A credit card lets you buy things and pay for them over time. Using a credit card is a form of borrowing: you have to pay the money back.
When you are choosing a credit card, there are many features — and several kinds of cards — to consider: fees, charges, interest rates, and benefits can vary among credit card issuers. As a result, some credit cards that look like a great deal at first glance may lose their appeal once you read the terms and conditions of use and calculate how the fees could affect your available credit.
Credit Card Terms:
Many credit cards charge membership and/or participation fees. Issuers have a variety of names for these fees, including “annual,” “activation,” “acceptance,” “participation” and “monthly maintenance” fees. These fees may appear monthly, periodically, or as one-time charges, and can range from $6 to $150. What’s more, they can have an immediate effect on your available credit. For example, a card with a $250 credit limit and $150 in fees leaves you with $100 in available credit.
Transaction Fees and Other Charges:
Some issuers charge a fee if you use the card to get a cash advance or make a late payment, or if you exceed your credit limit.
Annual Percentage Rate:
The APR is a measure of the cost of credit, expressed as a yearly rate. It must be disclosed before your account can be activated, and it must appear in your account statements.
The card issuer also must disclose the “periodic rate.” That’s the rate the issuer applies to your outstanding balance to determine the finance charge for each billing period.
Some credit card plans let the issuer change the APR when interest rates or other economic indicators — called indexes — change. Because the rate change is linked to the index’s performance and varies, these plans are called “variable rate” programs. Rate changes also can raise or lower the finance charge on your account. If you’re considering a variable rate card, the issuer must tell you that the rate may change and how the rate is determined.
Before your account is activated, you also must be given information about any limits on how much your rate may change — and how often.
A grace period, also called a “free period,” lets you avoid finance charges if you pay your balance in full before the date it is due. Knowing whether a card gives you a grace period is important if you plan to pay your account in full each month. Without a grace period, the card issuer may impose a finance charge from the date you use your card or from the date each transaction is posted to your account.

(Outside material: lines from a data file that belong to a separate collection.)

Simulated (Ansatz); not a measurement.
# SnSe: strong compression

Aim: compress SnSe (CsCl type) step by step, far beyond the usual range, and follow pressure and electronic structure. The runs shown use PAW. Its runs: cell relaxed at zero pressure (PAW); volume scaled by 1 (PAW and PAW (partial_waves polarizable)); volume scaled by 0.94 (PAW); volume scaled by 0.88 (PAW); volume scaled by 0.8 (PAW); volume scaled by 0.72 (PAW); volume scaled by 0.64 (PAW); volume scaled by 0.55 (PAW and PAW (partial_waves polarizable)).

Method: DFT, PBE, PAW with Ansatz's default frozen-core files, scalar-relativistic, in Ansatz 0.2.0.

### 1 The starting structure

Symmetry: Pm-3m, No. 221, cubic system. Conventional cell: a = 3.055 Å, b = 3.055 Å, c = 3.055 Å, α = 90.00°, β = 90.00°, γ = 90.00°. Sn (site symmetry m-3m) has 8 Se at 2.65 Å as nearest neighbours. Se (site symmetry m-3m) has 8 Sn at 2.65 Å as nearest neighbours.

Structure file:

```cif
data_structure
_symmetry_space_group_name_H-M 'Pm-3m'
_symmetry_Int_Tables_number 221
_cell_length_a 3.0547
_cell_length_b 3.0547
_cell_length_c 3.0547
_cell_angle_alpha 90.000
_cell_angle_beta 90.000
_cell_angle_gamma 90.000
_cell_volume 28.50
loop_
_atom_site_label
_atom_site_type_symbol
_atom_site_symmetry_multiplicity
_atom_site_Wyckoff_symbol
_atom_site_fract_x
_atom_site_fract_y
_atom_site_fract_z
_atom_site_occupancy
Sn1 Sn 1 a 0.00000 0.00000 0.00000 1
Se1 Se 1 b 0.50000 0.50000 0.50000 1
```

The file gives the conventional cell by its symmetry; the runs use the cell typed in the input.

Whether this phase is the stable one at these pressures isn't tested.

Balance Computation Method for the Finance Charge:
If you don’t have a grace period — or if you plan to pay for your purchases over time — it’s important to know how the issuer calculates your finance charge. Which balance computation method is used can make a big difference in how much of a finance charge you’ll pay — even if the APR and your buying patterns stay pretty much the same.
Balance Transfer Offers:
Many credit card companies offer incentives for balance transfers — moving your debt from one credit card (Card Issuer A) to another (Card Issuer B). All offers are not the same, and their terms can be complicated.